The Boston Beer Company has seen its voluntary product recall turn profit to loss in the first quarter.

The US-based craft brewer, which last month recalled a run of 12oz bottles of its Samuel Adams beer brand, said yesterday (6 May) that the net profit of US$5.7m delivered in Q1 2007 turned into a net loss of $3.7m in the first three months of 2008.

The loss came despite a lift in net sales in the period, to $76.1m from $72.4m in value and to 404m barrels from 396m in volume terms.

The first quarter results include the estimated negative impact of the recall on net income of $8.8m, the company said.

"We achieved 12% depletions growth in the first quarter over a very strong first quarter last year.," said company chairman and founder Jim Koch. "We feel good about this growth and the continued overall positive craft beer category trends, even as our whole category has raised prices in the face of significant cost pressures.

"Even in tough economic conditions, beer drinkers are continuing to trade up to better beers. I believe that the quality of the Samuel Adams brand and our distinctive, full- flavoured beers position us well to meet this growing drinker interest."

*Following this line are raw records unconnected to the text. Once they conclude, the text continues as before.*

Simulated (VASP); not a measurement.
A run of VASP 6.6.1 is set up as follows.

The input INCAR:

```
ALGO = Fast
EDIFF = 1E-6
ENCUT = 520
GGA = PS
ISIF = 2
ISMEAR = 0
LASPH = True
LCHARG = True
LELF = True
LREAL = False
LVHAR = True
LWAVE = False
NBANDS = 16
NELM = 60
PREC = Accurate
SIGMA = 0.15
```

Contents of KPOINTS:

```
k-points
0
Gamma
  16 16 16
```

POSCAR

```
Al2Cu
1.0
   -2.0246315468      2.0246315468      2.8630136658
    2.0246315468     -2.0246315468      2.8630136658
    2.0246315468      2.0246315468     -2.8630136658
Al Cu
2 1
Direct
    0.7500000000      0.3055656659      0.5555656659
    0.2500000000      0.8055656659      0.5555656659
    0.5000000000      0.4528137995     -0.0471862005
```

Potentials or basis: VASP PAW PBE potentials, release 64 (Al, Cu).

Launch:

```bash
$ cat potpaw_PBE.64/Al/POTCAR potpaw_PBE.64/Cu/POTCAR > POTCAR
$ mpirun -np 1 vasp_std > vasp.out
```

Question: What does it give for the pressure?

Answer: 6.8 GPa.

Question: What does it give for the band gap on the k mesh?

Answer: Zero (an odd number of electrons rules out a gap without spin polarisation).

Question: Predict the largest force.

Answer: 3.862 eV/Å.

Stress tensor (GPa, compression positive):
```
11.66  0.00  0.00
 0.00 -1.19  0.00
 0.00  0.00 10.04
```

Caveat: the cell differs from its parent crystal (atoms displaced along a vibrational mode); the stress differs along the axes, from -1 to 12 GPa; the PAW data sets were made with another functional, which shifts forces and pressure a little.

Boston Beer's president and CEO, Martin Roper, added: "In our first quarter financial results, we have taken various charges for this recall, based on the best information currently available. Through the outstanding efforts of our wholesalers, retailers and employees, within two weeks of this announcement, we estimate we had quarantined for destruction approximately 750,000 cases of this product, of which approximately 200,000 cases were under our control at our breweries or warehouses as of 29 March.

"The full costs of this effort include drinker rebates, product credits, fees and incentives to retailers and wholesalers for the recall, lost product, freight and destruction charges for returned product, warehouse and inspection fees, repackaging materials, POS materials and other costs. We also face the potential for lost sales at retail."